Transcripts of the monetary policymaking body of the Federal Reserve from 2002–2008.

Thank you, Mr. Chairman. I have two questions that are sort of related. The first question has to do with the acceleration in core PCE prices that we saw earlier this year and were all obviously very concerned about. One rationale we’ve offered in trying to understand that acceleration was the pass-through effects from the previous year’s rise in energy prices from about $50 a barrel to something like $75 a barrel. Given that energy prices have now fallen and it looks as though they’re stabilizing around $60 a barrel at least for now, how do you measure the effect on the pass-through into core PCE prices from that roughly 20 percent drop in oil prices? I can see the measurement going on in the headline; but as I look at your forecasts of core, they haven’t responded to that same effect. Is there much pass-through in the model to core PCE prices from energy prices, or is there not? I’m trying to understand how you guys think about that.
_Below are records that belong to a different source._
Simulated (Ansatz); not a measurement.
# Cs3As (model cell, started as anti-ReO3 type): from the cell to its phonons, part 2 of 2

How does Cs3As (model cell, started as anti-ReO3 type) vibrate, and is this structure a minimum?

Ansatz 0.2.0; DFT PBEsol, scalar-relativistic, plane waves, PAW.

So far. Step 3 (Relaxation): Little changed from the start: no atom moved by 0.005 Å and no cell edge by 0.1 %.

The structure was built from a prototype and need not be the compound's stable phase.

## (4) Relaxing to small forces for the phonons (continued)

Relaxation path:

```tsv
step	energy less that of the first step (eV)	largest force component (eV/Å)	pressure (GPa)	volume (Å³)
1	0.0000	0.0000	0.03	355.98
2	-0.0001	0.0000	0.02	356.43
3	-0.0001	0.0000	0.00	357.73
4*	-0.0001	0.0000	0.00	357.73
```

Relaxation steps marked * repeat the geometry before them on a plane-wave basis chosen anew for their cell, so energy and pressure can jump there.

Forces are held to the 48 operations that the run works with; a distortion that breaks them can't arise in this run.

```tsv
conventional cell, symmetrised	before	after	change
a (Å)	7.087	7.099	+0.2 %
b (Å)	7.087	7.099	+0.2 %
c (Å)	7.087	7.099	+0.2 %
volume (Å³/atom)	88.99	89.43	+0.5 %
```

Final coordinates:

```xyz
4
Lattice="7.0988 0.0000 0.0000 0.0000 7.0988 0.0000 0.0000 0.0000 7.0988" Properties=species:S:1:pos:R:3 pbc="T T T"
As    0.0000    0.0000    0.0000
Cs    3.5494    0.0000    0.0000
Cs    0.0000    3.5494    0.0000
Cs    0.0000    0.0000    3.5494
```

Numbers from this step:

The second question is related to inflation as well. In trying to understand this automobile thing—which I clearly do not entirely understand at this point—I saw your suggestion that an apparently anomalous large drop occurred in the PPI for trucks or something like that. Was that real or accurate? Are there any ramifications from that anomalous drop in the PPI? Does that measurement problem carry over to other price indexes—for example, the CPI? If it does carry over, does that mean that our estimates of the CPI are perhaps understated in the near term because of the same measurement problem? I don’t know whether or not there’s any relation between those two. Those are my two questions.